- Rome doesn’t get any better than the Centro, the historic centre, where there is an amazing fountain, palace, piazza or monument at every step. Since the early Renaissance, the centre (or centro storico) has been the preferred choice of shopkeepers, artists, families and heads of state for its beauty and great location. Think of the Centro as a walking photo opportunity, hub of Italy’s political scene, playing ground for school kids and busy commercial centre, and prepare to fight for your tiny space on the pavement.

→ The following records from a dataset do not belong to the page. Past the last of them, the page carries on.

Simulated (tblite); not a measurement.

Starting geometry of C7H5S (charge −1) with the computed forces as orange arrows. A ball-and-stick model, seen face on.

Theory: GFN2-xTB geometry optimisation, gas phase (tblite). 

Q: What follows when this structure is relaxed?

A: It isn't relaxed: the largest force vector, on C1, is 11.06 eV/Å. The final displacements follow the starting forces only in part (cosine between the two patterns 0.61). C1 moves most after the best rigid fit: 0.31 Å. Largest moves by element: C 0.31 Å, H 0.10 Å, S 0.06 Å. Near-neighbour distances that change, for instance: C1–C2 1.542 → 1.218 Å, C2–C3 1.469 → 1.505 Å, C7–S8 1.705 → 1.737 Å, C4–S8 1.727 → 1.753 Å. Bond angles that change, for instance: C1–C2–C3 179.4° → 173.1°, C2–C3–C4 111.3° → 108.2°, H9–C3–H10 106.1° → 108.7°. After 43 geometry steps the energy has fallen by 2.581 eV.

Fitting into the western curve of the Tiber River, the Centro neighbourhood is triangle-shaped with Via della Scrofa/Via Arenula at its eastern border. Piazza Navona and the Tiber River (from Lungotevere Tor di Nona to Vallati) will be your best points of reference as everything is either “just behind Piazza Navona” or “close to the river”. Neighbouring areas include Campo Marzio and its monumental tomb to Augustus Caesar, Colonna, which is famous for shopping around Piazza di Spagna and the ‘Historic Area’, dominated by the traces of Ancient Rome including the Roman Forum and Coliseum. There’s also Esquiline, where Termini Station is located.
Know your neighbours
It may be a bit tough to get to know the neighbours in the Centro neighbourhood. You’ll find it so busy with day-tripping shopkeepers and tourists that you may not notice the nonni e nipotini, in other words the grandparents and families who stroll around the area. The English language is probably almost as common as Italian in the Centro and you will see that most signs have inspiring English translations. Renting an apartment in the centre may be the closest you come to hanging out with ‘real’ Romans. Though ground floors of most historical buildings have been converted into shops of all kinds, Romans still live in their apartments so don’t hesitate to test out a “buon giorno” or “grazie” when taking out the rubbish.
The Centro area has every kind of shop you could desire, whether home goods or high end, souvenirs or supermarkets. All you have to do is step out the door and ask. Most Romans will tell you to head to Via dei Coronari if you’re looking for antiques or unique pieces. A nice shopping complement to Coronari and its alleys are the quiet via Giulia and Via Montserrato/Via Banchi Vecchi, with a mix of boutiques and beautiful palazzi. If you’re on the hunt for shoes, casual wear and action, Via dei Giubbonari and the streets radiating out from Campo de’ Fiori are the places to strut.
You’re in the centre, so it’s as easy as putting one foot in front of the other. Narrow and labyrinthine, these streets are made for walking. Vatican City and Trastevere are just across the river and Piazza di Spagna (Colonna) immediately to your east. However, if you must not break the proverbial sweat, the neighbourhood is connected all over Rome by buses (not metro). Buses 40, 62, 64, 81, 116, 119, 280 crisscross the area and will link you with Vatican, Termini, San Giovanni in Laterano, Via Veneto, Villa Borghese, Piazza del Popolo and even the Olympic Stadium.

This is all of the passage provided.